Our Daily Bread 393: Elian Gray ‘Awkward Awe’

August 17, 2020

ALBUM REVIEW/MATT OLIVER




Elian Gray ‘Awkward Awe’
Album/14th August 2020


“We got blogs to tell us how journalism lost its essence/and Urban Outfitters are hosting ayahuasca sessions” 

 

Dystopian is too convenient a sonic description. Claustrophobia is a given. Conspiracy theorist is a bit on the nose. But there’s no doubt Elian Gray is revelling in a no man’s land just shy of pitch black. At various points referencing The Lasso, Aesop Rock, Acyde, Tinie Tempah, Ed Scissor, Riz Ahmed and Ghostpoet, Awkward Awe is music for the fibre optic generation trapped in a tangle of their own wires, relaying scenes seen through CCTV that have its lookout warning that you’re still not seeing the whole picture. It’s all-knowing, antiestablishment, reality too skewed to become fantasy, hip-hop/grime from someone with the world in the palm of his hands, whose attitude means he’s likelier to toss it back and chuckle villainously upon its implosion. His sometime involvement with the DefDFires crew makes sense as well, given the days of reckoning permanently ringed on that particular outfit’s calendar.

A dry, beady-eyed delivery made spiteful when at full speed/spiked by microphone distortion, is further enhanced when it drops down into skulking, night vision reportage (the aromatic ‘Mango Lassi’) and mounts a throne while predicting death by screen burn with a quiet relish. ‘Haters Will Say Its Photoshop’ proclaims, without a hint of irony, “with this access to boundless information/I’m sat in my pants, on my phone, judging strangers”. Gray’s occasional, intentional running into dead ends nicely sums up society’s mindset of misaligning deeds and thoughts. Thing is, some of his rhymes are so biting that they sound ideal for a hipster to scrawl across an overpriced tote bag. Maybe Gray has been burned by the lifestyle he now admonishes, or is inexplicably trying to bring civilisation down from the inside while the oblivious keep calm and carries on. Virtually praying by candlelight on ‘Awe’ while fallen angels read their own last rites, Gray is dismissive of the vulnerability he can show (“I’ve been so afraid of love it’s made me bitter inside”) – the world order will flippantly take care of that particular caveat anyway, citing the fact that everyone’s made their bed, so all’s left is to lie in it.

 

“It’s no secret the world’s outgrown its own leaders/yet I can’t help feeling our defects might go deeper” 

 

Interrupted beats, of broken, backfiring connections to trip hop, are all digital oil drum fires and London wastelands with irregular electronic heartbeats, infrequently flashing back to slick moments in time akin to a black box recorder spewing out something pertinent. The thoroughfare ‘Mary J Poppins’ allocates time to get your head together, and ‘Meanwhile’ surprises with its bursts of glam rock guitar. The restored glamour of ‘High Art’, and ‘Leonards Got Bars’, occupy life at the sharp end – or at least live with the idea of doing so – the latter in particular nut-shelling the fallout of high def beats and alternations between the balance of ignorance and bliss. ‘Another T Shirt’, trap booms grappling with blinking 8-bit neon and a lone songstress wailing, is Gray developing an Infinite Livez incision, but burying the slapstick with a cold stare and trigger temper, cultivated and remaining coiled since the rooftop shouts of opening track ‘Awkward’ give a momentary impression of just another loudmouth shooting their five minute shot.

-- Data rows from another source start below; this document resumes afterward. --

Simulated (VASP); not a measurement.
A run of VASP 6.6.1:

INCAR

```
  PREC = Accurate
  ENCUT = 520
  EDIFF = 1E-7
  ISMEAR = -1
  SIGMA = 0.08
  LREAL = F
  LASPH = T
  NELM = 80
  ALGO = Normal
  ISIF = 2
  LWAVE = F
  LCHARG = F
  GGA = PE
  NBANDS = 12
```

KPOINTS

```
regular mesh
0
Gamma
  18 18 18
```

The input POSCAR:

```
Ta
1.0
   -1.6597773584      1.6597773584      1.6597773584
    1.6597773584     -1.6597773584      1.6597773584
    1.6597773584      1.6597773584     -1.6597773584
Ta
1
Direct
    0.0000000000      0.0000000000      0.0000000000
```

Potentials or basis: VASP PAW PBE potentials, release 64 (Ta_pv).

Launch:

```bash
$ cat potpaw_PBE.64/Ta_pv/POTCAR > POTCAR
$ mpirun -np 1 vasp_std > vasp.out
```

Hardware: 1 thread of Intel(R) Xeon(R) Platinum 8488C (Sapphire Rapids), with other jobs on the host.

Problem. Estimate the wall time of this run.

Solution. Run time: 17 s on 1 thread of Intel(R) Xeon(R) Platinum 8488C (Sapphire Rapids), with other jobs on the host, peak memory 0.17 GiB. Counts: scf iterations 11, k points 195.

In these current times – and that includes the stick-to-the-sheets temperatures of late – there’s no better soundtrack, and Awkward Awe becomes more and more a perfect description of Gray’s caustic detailing. Throughout he is undeniably passionate and articulate, but as on ‘Pisces’, able to tear down the façade of life, the universe and everything without breaking stride, not looking to gain constituents and not particularly caring whether you take his word as gospel. It’s hard to argue with the logic that “once the lie detector detected itself lying/the polygraph it seems is not without a sense of irony”. And with the world showing no signs of doing anything other than going through the motions, Gray won’t be short of work anytime soon.

His is an inner circle operating as a force field keeping out the rabble, so good luck trying to offer your admiration: even his most amplified call-to-arms, ‘Come Down with Me’, isn’t an entirely convincing statement of brotherly love. Sharpen the scalpel for repeated dissection of Gray’s 50 shades of antipathy.